At the intersection of textile heritage and contemporary design, Knoll Textiles and Acerbis present a collaboration that redefines the dialogue between material and form. This September, Knoll Textiles unveiled the re-edition of Altiplano (1966) by artist Sheila Hicks, one of several archival projects celebrating the brand’s pioneering legacy in textile innovation. To narrate this new chapter, the company chose Philippe Malouin’s Trench armchair for Acerbis, an emblem of sculptural modernism, setting the stage for a conversation between eras at the foot of Mount Etna.
FURNITURE
Sheila Hicks, known for transforming fiber into a medium of visual and tactile expression, created Altiplano as an homage to Andean weaving traditions. The textile’s rhythmic structure and chromatic complexity reveal Hicks’s deep understanding of material as narrative. In the new edition, her motif wraps around Malouin’s Trench armchair, transforming its monolithic form into a surface alive with motion and texture.

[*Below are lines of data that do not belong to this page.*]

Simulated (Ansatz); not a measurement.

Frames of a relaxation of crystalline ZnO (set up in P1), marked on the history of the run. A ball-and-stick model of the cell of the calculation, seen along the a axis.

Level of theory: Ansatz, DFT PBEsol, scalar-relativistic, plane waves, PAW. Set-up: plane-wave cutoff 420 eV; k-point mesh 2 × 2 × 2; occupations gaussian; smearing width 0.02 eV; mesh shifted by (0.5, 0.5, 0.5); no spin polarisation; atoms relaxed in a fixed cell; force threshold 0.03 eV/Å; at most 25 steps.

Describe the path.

Malouin’s Trench, designed for Acerbis, is defined by its essential geometry and enveloping architecture. Its purity of line and volumetric presence provide a striking contrast to the organic expressiveness of Hicks’s weave. The result is a harmonious encounter between ancient craft and modern design logic, where the tactile richness of Altiplano grounds the sculptural precision of Trench.
“Sheila Hicks’s Altiplano textile combines so many things at once: ancient weaving knowledge, the brilliance of Hicks’s entire body of work, and the long legacy of Knoll Textiles,” notes Felix Burrichter, founder of PIN–UP, who curated the collaboration. “I wanted to see what would happen when this historic fabric met an ultra-contemporary form, and whether it could hold its own outside the Knoll canon. Philippe Malouin’s Trench collection for Acerbis, with its almost primordial formal language, something enduring yet new, grounds the textile in its weight and presence.”

The Trench armchair, fully upholstered with intricate angles and even padded legs, becomes both a vessel and a canvas for Hicks’s textile. The interplay between the two underscores the adaptability of Altiplano: at once delicate and structural, timeless yet forward-looking.
Curated by PIN–UP, the partnership between Knoll Textiles and Acerbis embodies a shared vision of design as continuity, where past and future coexist through experimentation. By pairing Hicks’s 1960s textile with Malouin’s contemporary form, the collaboration honors the history of craft while reaffirming its relevance in today’s design culture.

Through this encounter, Altiplano transcends its origins, reaffirming Hicks’s role as a pioneer of material language, while Malouin’s Trench reveals how modern furniture can act as a vessel for artistic legacy. Together, they reflect a unified approach to design, one that bridges generations, disciplines, and sensibilities.